Goldman Sachs Group Inc.’s
(GS) third quarter 2009 (ended Sept. 25, 2009) earnings of $5.25 per share were significantly ahead of the Zacks Consensus Estimate of $4.13.

Results reflected strong performance in the trading operations, which offset the decrease in investment banking division. The company also reported a drop in expenses on a sequential basis.

GAAP net income in the third quarter of 2009 was $3.0 billion or $5.25 per share compared to $2.7 billion or $4.93 per share in the prior quarter (ended June 26, 2009) and $0.8 billion or $1.81 per share in the prior-year quarter (ended Aug. 29, 2009).

Total revenue decreased 10% sequentially, but was more than double from the prior-year period to $12.4 billion. Operating expenses, however, decreased 13% sequentially but were up 49% year-over-year to $7.6 billion. Expenses were down sequentially as a result of lower compensation and benefits spending during the quarter.

At Sept. 25, 2009, Goldman’s Tier 1 capital ratio under Basel I was 14.5%, up from 13.8% as of June 26, 2009. Tier 1 capital ratio under Basel II was almost flat at 16.0% as of Sept. 25, 2009, compared to 16.1% as of June 26, 2009. However, Return on Common Equity (ROE) deteriorated to 21.4% from 23.0% reported in the prior quarter.

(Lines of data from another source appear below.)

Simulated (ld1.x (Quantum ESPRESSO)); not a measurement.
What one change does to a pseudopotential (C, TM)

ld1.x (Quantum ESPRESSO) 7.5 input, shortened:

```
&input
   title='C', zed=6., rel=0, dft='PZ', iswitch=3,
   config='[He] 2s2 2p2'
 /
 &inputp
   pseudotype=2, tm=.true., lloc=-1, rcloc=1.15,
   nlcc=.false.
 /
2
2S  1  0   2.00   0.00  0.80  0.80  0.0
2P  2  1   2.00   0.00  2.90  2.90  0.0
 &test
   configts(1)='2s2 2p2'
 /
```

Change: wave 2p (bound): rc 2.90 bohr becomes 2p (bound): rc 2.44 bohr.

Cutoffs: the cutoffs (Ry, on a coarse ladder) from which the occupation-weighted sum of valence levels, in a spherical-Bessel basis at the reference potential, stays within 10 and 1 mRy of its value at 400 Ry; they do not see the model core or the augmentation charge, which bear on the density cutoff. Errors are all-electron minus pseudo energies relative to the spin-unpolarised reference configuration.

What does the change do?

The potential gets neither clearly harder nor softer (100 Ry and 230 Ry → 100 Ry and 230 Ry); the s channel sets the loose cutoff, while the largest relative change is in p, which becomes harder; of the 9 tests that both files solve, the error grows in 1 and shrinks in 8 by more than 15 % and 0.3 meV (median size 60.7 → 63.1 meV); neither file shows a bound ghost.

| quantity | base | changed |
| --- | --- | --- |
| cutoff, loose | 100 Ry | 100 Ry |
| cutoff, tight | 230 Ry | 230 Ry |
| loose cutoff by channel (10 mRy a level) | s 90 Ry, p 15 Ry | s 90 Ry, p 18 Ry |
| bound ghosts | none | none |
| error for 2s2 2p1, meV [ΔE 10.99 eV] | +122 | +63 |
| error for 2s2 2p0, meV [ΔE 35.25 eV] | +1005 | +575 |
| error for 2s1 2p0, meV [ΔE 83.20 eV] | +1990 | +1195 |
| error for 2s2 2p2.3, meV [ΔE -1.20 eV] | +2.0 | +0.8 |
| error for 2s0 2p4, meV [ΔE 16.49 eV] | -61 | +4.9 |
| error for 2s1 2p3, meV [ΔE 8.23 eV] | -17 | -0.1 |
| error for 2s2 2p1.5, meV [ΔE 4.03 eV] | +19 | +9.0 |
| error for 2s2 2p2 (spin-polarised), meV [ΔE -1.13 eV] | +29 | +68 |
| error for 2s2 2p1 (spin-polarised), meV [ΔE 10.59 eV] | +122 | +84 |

Goldman’s book value per share improved 4% to $110.75 compared to $106.41 as of June 26, 2009. Tangible book value per share increased 5% to $101.39 compared to $96.94 as of June 26, 2009. In July, the firm repurchased the warrant issued to the U.S. Treasury pursuant to the Treasury’s TARP Capital Purchase Program for $1.1 billion.

Goldman’s Investment Banking division generated revenue of $899 million, down 38% sequentially and 31% year-over-year. Results reflected decrease in revenue of debt and equity underwriting. Combined with this, revenues were down in Financial advisory business as a result of significant decrease in M&A activity across the industry.

Trading and Principal Investments generated revenue of $10.0 billion, down 7% sequentially but significantly higher than the prior-year quarter. Sequentially results were down as a result of decrease in revenues in fixed income (down 12%) and equity trading (down 14%). However, the Principal investment portfolio showed positive results by reporting revenues of $1.26 billion, up 55% sequentially.

Asset Management and Securities Services
generated revenue of $974 million, down 6% sequentially and 29% year-over-year. Though revenues were modest in asset management, the company reported significant drop in securities services revenue.

While assets under management increased $29 billion to $848 billion in the quarter, due to $39 billion of market appreciation, primarily in equity and fixed income assets, it was partially offset by $10 billion of net outflows.

Goldman’s well-diversified business model coupled with a more favorable operating environment led to this strong growth. We think Goldman’s sturdy capital and liquidity will lead to increased profitability from newer opportunities once the economy recovers. We continue to have an Outperform recommendation on the stock.